Search your feelings, you know it to be true

photo illustration of Darth Vader in close-up Source image: Walt Disney Films/Lucasfilm | Illustration: James Bareham/Polygon
Susana Polo is an entertainment editor at Polygon, specializing in pop culture and genre fare, with a primary expertise in comic books. Previously, she founded The Mary Sue.

From the moment he walked on screen in The Force Awakens, some Star Wars fans felt like they already had a handle on Kylo Ren: he was obviously a good guy.

Or at least, he was going to wind up that way by the end of the trilogy. The original trilogy ended with Darth Vader’s redemption, so logically, Kylo Ren’s story would end that way, too.

That assumption rang false to me, and not just because I was skeptical that anybody could come back from murdering his own father, Han Solo, one of the most beloved characters in Star Wars history. It’s because Star Wars isn’t about redemption — not in the original trilogy or even in Return of the Jedi.

It only seems that way.

[Ed. note: This piece contains spoilers for Star Wars: The Rise of Skywalker.]

Adam Driver as Kylo Ren, looking at his helmet. Image: Lucasfilm/Disney

Return of the Jedi’s immortal third act set the tripartite structure for all future climatic Star Wars battles: A fight on the ground, a fight in the air, and a fight of Jedi emotions. As his friends desperately try to destroy the second Death Star, Luke Skywalker stands in the Emperor’s throne room and duels with Darth Vader. The stakes are his life and the very future of the Force.

Just when it seems that the Emperor’s power is inescapable, his loyal lapdog, Darth Vader, betrays him. Moved by his son’s example and Luke’s genuine belief that he is not beyond saving, Vader hurls the Emperor down a shaft, taking a mortal blow as he does so. He dies in Luke’s arms. After he escapes the Death Star, Luke gives him a warrior’s pyre.

But here’s the thing...

Darth Vader was never redeemed

In the moment Vader turned on the Emperor, he repented. He saw the error of his ways. Perhaps more importantly, he saw that it was still possible for him to perform some lasting good by saving his son, the only creature in the galaxy that held some honest love for him.

The original Star Wars trilogy wasn’t about Darth Vader redeeming himself in the eyes of others — about the impossible task of making up for the thousands dead, the lives irrevocably altered, the families, including his own, shattered — nor should it have been. It was about Luke growing into his own.

The Empire Strikes Back sees our hero hubristically chafe at the guidance of his Jedi mentors, and suffer immense consequences for it. Luke not only fails to save Han from carbonite, he barely escapes an encounter with Vader with his life, and has to be rescued by the very people he went to Cloud City to rescue. In Return of the Jedi, when Luke insists to Yoda and Obi Wan that there is still good in Darth Vader, it’s his first rebellion that actually pays out.

evil Luke

Luke grew up idolizing an idea of his father as a heroic veteran of the Clone Wars, and has the training to intimately, psychically sense Vader’s emotions. Vader’s turn is vindication of Luke’s instinct to forgive, and of his destiny as one who can recreate the Jedi order.
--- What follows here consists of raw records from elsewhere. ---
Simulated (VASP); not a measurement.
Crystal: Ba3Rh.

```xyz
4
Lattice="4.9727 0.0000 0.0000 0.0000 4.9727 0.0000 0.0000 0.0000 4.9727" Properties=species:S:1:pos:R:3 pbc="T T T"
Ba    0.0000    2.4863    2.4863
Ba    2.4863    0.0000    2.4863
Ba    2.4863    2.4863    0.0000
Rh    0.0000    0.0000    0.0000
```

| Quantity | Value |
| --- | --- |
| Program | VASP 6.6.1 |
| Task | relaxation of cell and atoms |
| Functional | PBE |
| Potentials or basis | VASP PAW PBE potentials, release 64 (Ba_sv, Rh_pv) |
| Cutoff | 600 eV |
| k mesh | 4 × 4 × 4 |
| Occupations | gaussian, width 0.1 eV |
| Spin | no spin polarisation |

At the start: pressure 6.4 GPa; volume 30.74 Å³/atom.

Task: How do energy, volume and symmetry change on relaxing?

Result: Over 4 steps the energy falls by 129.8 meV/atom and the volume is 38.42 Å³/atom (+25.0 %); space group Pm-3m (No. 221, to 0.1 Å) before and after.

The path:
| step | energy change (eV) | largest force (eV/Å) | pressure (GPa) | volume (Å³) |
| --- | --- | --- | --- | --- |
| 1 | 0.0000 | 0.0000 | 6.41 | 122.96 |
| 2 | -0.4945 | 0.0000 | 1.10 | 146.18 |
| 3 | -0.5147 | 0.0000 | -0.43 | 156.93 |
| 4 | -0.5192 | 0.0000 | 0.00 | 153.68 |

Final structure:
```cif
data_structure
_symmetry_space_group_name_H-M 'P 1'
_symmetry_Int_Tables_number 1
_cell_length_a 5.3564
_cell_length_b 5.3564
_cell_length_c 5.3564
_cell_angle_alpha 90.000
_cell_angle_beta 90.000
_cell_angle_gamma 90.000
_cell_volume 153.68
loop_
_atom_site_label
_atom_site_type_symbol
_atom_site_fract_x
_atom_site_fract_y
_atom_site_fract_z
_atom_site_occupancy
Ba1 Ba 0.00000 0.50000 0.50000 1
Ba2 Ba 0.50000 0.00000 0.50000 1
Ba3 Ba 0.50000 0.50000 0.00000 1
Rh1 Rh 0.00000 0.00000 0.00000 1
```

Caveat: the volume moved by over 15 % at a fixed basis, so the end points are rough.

But asking for forgiveness and actually making amends for your actions are separate things. Vader’s nearly immediate death created a useful emotional illusion that completed Luke’s character arc in a satisfying way. The audience easily mistakes that with the real thing.

Vader’s act of repentance meant that he could no longer stand among the series’ other bad guys, but Return of the Jedi never attempted to figure out whether that alone was enough to allow him to stand alongside the heroes.

Yub nub nope

Imagine, for a moment, what the end of Return of the Jedi would have been like if Luke had walked into that big party on Endor’s moon arm in arm with a contrite Darth Vader. Vader personally tortured Leia in A New Hope, and Han in The Empire Strikes Back. He forced Leia to watch as Grand Moff Tarkin destroyed her home planet.

But we were never forced to watch as Leia looked Darth Vader in the face, knowing that his blood ran in her veins, while she decided what the fledgling Republic should do with its second greatest boogeyman.

This is a good thing. For the purposes of the kind of story that Return of the Jedi is trying to tell, this is a great ending. Vader’s death is narratively necessary.

So, naturally, The Rise of Skywalker attempts to mirror Vader’s turn with Kylo Ren’s — with the added problem that, thanks to J.J. Abrams’ tactic of echoing the original trilogy, but going bigger, Kylo’s crimes are an order of magnitude larger than his grandfather’s.

Starkiller Base from Star Wars: The Force Awakens Lucasfilm

Discarding anything from expanded Star Wars media, Kylo’s version of “the Empire” carried on a systematic campaign of kidnapping millions of children to brainwash them into loyal cannon fodder, and used a superweapon to destroy the fully populated star system that served as the galaxy’s political center. He personally tortured both Rey and Poe and murdered his own father, Han Solo, in The Force Awakens. He attempted to murder and indirectly caused the death of Luke Skywalker in The Last Jedi. In Rise of Skywalker, a previously hale Leia Organa sacrifices her life force to do ... something related to making Kylo turn, making him the indirect cause of her death as well.

The scene in which Kylo truly turns is an emotional one. In isolation, his talk with a (memory?) of Han Solo is a nice acknowledgement of how difficult it can be to recognize when one has done something truly wrong, and how hard can be take on the work of making up for the hurt you’ve done to others when it would be so much easier to just accept the advantages those acts awarded you.

But, like his grandfather before him, Kylo never gets the chance to do any of that work. He turns to the Light Side of the Force, but ultimately sacrifices his life to save (or possibly resurrect) Rey. He dies without ever facing the consequences of his actions, and without ever reckoning with what it would take to make amends for them.

He repents, vindicating Rey’s belief that he always carried the seed of that within him. But, just like Darth Vader, Star Wars doesn’t redeem him. It’s all a necessary Jedi mind trick.